Looking back, my voting life began in a republic first deformed by the Emergency and then further deformed by Mrs Gandhi’s experiments in communalism. Her party’s complicity in the pogrom of Sikhs after her assassination and the complicity of the State in that killing created twisted precedents that changed the republic forever. Her son’s instrumental use of her assassination in 1984 for electoral ends led to the poisonous Congress campaign of 1984 that demonised Sikhs. Rediffusion, the advertising agency that the Congress hired, framed a series of vile newspaper ads that, amongst other things, asked readers to vote for the Congress if they felt threatened
by their taxi driver. Taxis in many Indian cities at the time were mainly driven by Sikhs.

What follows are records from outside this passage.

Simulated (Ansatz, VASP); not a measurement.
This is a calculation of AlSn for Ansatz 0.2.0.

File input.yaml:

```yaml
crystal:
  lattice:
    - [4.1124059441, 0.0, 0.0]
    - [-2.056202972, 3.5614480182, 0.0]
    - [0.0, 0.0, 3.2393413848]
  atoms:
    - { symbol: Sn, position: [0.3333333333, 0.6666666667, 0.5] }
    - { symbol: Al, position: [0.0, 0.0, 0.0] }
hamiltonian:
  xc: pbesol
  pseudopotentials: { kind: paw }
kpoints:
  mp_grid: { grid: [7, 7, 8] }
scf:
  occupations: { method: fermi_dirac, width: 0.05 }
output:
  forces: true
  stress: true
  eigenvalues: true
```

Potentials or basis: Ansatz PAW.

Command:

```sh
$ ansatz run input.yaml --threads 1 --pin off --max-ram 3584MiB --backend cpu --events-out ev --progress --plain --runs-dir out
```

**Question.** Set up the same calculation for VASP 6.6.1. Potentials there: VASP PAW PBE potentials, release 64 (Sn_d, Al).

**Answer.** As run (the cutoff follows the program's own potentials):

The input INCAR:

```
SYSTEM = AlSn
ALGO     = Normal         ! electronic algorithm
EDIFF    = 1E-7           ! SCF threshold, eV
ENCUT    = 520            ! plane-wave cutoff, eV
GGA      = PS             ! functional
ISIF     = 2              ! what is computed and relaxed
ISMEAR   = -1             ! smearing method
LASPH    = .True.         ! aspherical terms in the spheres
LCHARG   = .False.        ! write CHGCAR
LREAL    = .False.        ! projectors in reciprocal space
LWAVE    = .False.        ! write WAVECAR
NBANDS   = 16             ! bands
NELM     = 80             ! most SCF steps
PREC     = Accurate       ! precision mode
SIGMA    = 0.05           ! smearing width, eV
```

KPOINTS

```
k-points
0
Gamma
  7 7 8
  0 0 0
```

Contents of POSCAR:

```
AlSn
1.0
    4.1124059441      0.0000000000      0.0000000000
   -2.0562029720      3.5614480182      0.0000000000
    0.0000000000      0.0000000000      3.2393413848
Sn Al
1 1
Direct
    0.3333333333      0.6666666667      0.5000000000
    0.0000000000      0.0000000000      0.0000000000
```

K.C. Pant was the Congress candidate who won the New Delhi seat in that election. I didn’t vote for him. To a degree that’s hard to explain forty years on, the Congress became radioactive for a generation of liberals after 1984. First the Emergency, then the pogrom, had turned Jawaharlal Nehru and Lal Bahadur Shastri’s party into a malevolent juggernaut run by violent lumpen. I don’t think we had the political vocabulary to understand the significance of 1984. Nationalist historiography had given us a binary: secularism and communalism. Communalism, in this universe, came in many flavours: Sikh, Muslim, Hindu. The bigotry that the Congress used as a touch paper in 1984 had to be, therefore, a form of Hindu communalism, born in part out of a resentment of Sikh secessionism and militancy.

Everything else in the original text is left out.